# Ivan's question at Yahoo! Answers regarding finding the line tangent to an implicitly defined curve

#### MarkFL

Staff member
Here is the question:

how to slove for y? ln(xy) + 2x - y + 1 =0?

I cant figure it out.

In order to find the equation of the tangent line at (1/2, 2)

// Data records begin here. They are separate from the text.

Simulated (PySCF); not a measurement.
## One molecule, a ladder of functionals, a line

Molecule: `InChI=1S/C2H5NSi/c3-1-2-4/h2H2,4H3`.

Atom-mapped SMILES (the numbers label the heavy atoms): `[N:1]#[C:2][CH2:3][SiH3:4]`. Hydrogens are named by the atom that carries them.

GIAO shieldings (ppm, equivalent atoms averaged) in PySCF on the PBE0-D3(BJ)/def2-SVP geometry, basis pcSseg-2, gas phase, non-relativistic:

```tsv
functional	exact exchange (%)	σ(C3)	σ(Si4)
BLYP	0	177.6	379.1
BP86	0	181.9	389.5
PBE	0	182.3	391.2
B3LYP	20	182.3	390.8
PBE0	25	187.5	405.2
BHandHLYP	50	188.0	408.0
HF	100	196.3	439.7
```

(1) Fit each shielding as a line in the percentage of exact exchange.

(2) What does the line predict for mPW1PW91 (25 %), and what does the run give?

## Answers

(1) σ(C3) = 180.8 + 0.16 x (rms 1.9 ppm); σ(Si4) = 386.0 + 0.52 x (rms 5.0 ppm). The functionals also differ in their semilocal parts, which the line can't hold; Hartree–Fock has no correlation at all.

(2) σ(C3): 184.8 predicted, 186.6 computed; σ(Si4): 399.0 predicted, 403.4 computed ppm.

I got as far a ln(x) + 2x +1 = y - ln(y)
I have posted a link there to this topic so the OP can see my work.

#### MarkFL

Staff member
Re: Ivan's question at Yahoo! Answers regarding finding the line tangent to an implicitly defined ci

Hello Ivan,

We are given the implicitly defined curve:

$$\displaystyle \ln(xy)+2x-y+1=0$$

and are asked to find the equation of the line tangent to this curve at the point:

$$\displaystyle (x,y)=\left(\frac{1}{2},2 \right)$$

The first thing I like to do is verify that in fact the given point lies on the curve. So, if we substitute for $x$ and $y$ into the equation of the curve, we find:

$$\displaystyle \ln\left(\frac{1}{2}\cdot2 \right)+2\left(\frac{1}{2} \right)-2+1=0$$

$$\displaystyle \ln(1)+1-2+1=0$$

$$\displaystyle 0+1-2+1=0$$

$$\displaystyle 0=0$$

So, the given point is on the curve. Next, let's use the logarithmic property:

$$\displaystyle \log_a(bc)=\log_a(b)+\log_a(c)$$

to rewrite the equation of the curve to make implicit differentiation easier:

$$\displaystyle \ln(x)+\ln(y)+2x-y+1=0$$

Now, implicitly differentiate with respect to $x$:

$$\displaystyle \frac{1}{x}+\frac{1}{y}\frac{dy}{dx}+2-\frac{dy}{dx}=0$$

We want to solve for $$\displaystyle \frac{dy}{dx}$$, so let's move all terms not involving this to the right side:

$$\displaystyle \frac{1}{y}\frac{dy}{dx}-\frac{dy}{dx}=-\frac{1}{x}-2$$

Multiply through by $-1$ and factor out $$\displaystyle \frac{dy}{dx}$$ on the left side:

$$\displaystyle \frac{dy}{dx}\left(1-\frac{1}{y} \right)=\frac{1}{x}+2$$

Combine terms:

$$\displaystyle \frac{dy}{dx}\left(\frac{y-1}{y} \right)=\frac{2x+1}{x}$$

Multiply through by $$\displaystyle \frac{y}{y-1}$$:

$$\displaystyle \frac{dy}{dx}=\frac{(2x+1)y}{x(y-1)}$$

To get the slope of the tangent line, we need to evaluate this for:

$$\displaystyle (x,y)=\left(\frac{1}{2},2 \right)$$

Hence:

$$\displaystyle m=\left.\frac{dy}{dx}\right|_{(x,y)=\left(\frac{1}{2},2 \right)}=\frac{\left(2\left(\frac{1}{2} \right)+1 \right)2}{\frac{1}{2}(2-1)}=\frac{4}{\frac{1}{2}}=8$$

Now, we have the slope, and a point on the line, so using the point-slope formula, we find the tangent line is given by:

$$\displaystyle y-2=8\left(x-\frac{1}{2} \right)$$

Arranging this in slope-intercept form, we obtain:

$$\displaystyle y=8x-2$$